Ray Async Internals (2): Event Loop Observability and Chaos Testing
Part 2 of the Ray async infrastructure series. ← Part 1: Asio’s role and instrumented_io_context · Part 3: Thread pool and periodic timer →
instrumented_io_context adds two capabilities on top of plain Asio: lag monitoring (passive health check) and chaos delay injection (active fault simulation). This post covers both.
Lag Probing: LagProbeLoop
How It Works
LagProbeLoop measures event loop health by posting a probe task and recording how long it waits in the queue before executing:
void LagProbeLoop(instrumented_io_context &io_context, int64_t interval_ms, ...) {
auto begin = std::chrono::steady_clock::now();
io_context.post([begin, ...] {
auto end = std::chrono::steady_clock::now();
auto lag = std::chrono::duration_cast<std::chrono::milliseconds>(end - begin);
io_context.io_context_event_loop_lag_ms_gauge_metric.Record(lag.count(), ...);
// if we're already behind, probe again immediately
auto delay = interval_ms - lag.count();
if (delay <= 0) {
LagProbeLoop(io_context, interval_ms, ...);
} else {
execute_after(io_context, [&] { LagProbeLoop(...); }, delay);
}
});
}
The elegance here: begin is captured at post time, end is measured inside the callback. The difference is exactly the queue wait time — not the execution time of other handlers, but the time this probe spent waiting behind them.
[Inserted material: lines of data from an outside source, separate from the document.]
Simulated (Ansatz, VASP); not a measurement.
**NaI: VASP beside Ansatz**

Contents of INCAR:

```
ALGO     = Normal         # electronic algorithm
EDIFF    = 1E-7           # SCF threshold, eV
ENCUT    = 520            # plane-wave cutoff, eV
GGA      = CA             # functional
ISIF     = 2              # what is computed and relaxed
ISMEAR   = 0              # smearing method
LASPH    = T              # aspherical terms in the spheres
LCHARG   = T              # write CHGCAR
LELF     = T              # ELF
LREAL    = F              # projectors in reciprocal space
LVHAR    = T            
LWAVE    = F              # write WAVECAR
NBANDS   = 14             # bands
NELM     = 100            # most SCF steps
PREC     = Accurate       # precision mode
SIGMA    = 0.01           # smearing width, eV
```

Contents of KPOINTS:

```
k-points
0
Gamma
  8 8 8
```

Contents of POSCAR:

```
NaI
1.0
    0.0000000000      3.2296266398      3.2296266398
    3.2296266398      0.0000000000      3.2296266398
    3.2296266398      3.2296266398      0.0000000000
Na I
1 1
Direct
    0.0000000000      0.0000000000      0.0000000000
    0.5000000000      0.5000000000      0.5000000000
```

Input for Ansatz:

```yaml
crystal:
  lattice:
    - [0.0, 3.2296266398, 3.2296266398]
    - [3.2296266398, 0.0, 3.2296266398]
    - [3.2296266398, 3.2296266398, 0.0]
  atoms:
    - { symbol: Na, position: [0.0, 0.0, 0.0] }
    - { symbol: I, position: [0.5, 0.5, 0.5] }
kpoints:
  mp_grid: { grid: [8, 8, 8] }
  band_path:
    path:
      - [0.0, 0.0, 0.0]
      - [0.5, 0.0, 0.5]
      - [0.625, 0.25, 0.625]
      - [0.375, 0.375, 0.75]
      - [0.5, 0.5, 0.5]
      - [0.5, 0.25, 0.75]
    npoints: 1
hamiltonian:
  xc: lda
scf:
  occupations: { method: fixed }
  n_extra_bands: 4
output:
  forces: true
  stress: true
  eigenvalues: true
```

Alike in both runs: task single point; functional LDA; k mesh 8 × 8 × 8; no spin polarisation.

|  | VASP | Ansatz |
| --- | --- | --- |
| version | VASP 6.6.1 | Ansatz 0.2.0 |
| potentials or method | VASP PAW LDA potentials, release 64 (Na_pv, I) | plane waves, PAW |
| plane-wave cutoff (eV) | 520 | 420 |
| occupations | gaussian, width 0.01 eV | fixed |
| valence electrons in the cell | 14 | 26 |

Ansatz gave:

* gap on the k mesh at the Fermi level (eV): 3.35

If the measured lag already exceeds interval_ms, the next probe fires immediately rather than waiting. This prevents the monitoring cadence from being swallowed by the very overload it’s trying to detect.
When It Starts
During instrumented_io_context construction, if emit_metrics == true, the first probe is posted (not dispatched — ensuring measurement starts only after io_context::run() is actually running).
The Metric
- Name:
io_context_event_loop_lag_ms - Type: Gauge (instantaneous value)
- Alert interpretation: Sustained high lag means the event loop is overloaded. A heartbeat task delayed by seconds looks like a dead node to GCS — triggering spurious failure recovery that cascades.
Chaos Delay Injection: asio_chaos
The Problem It Solves
A class of distributed system bugs only manifests under specific timing conditions that are hard to reproduce in tests: message A arrives slightly before message B, a timer fires while a lock is held, a callback executes just after an object is freed. Normal test runs don’t exercise these paths.
asio_chaos solves this by injecting random delays into post calls, artificially creating the timing jitter that exposes race conditions.
Configuration
export RAY_testing_asio_delay_us="Heartbeat=1000:2000,ObjectPull=50000:100000,*=0:100"
Format: MethodName=min_us:max_us. * is a wildcard matching anything not explicitly listed.
The example above:
Heartbeatcallbacks: random 1–2ms delayObjectPullcallbacks: random 50–100ms delay (simulates network congestion)- Everything else: random 0–100μs delay
Implementation
Inside instrumented_io_context::post:
int64_t extra_delay = ray::asio::testing::GetDelayUs(name);
// instead of posting immediately, schedule after the delay
execute_after(io_context, std::move(handler), extra_delay);
GetDelayUs reads from a global DelayManager singleton initialized from the environment variable. If the variable is unset, the function returns zero immediately — zero overhead in production.
When active, Ray logs an ERROR-level message: "Delaying method ..." — intentionally loud so you don’t forget to disable it before a production deployment.
The Two Together
LagProbeLoop → detects event loop overload passively
asio_chaos → creates overload deliberately to test behavior under it
One monitors; the other probes. Together they answer: “Is our async runtime healthy?” and “Does our code stay correct when it isn’t?”
Summary
LagProbeLoopis Ray’s built-in event loop health probe. Sustained high lag is an early warning of overload, not just a performance metric.asio_chaosinjects per-method random delays via environment variable. It’s the right tool for reproducing distributed timing bugs that only appear in production.- Both are zero-cost in production: the lag probe only runs when
emit_metrics=true; chaos injection only activates when the environment variable is set.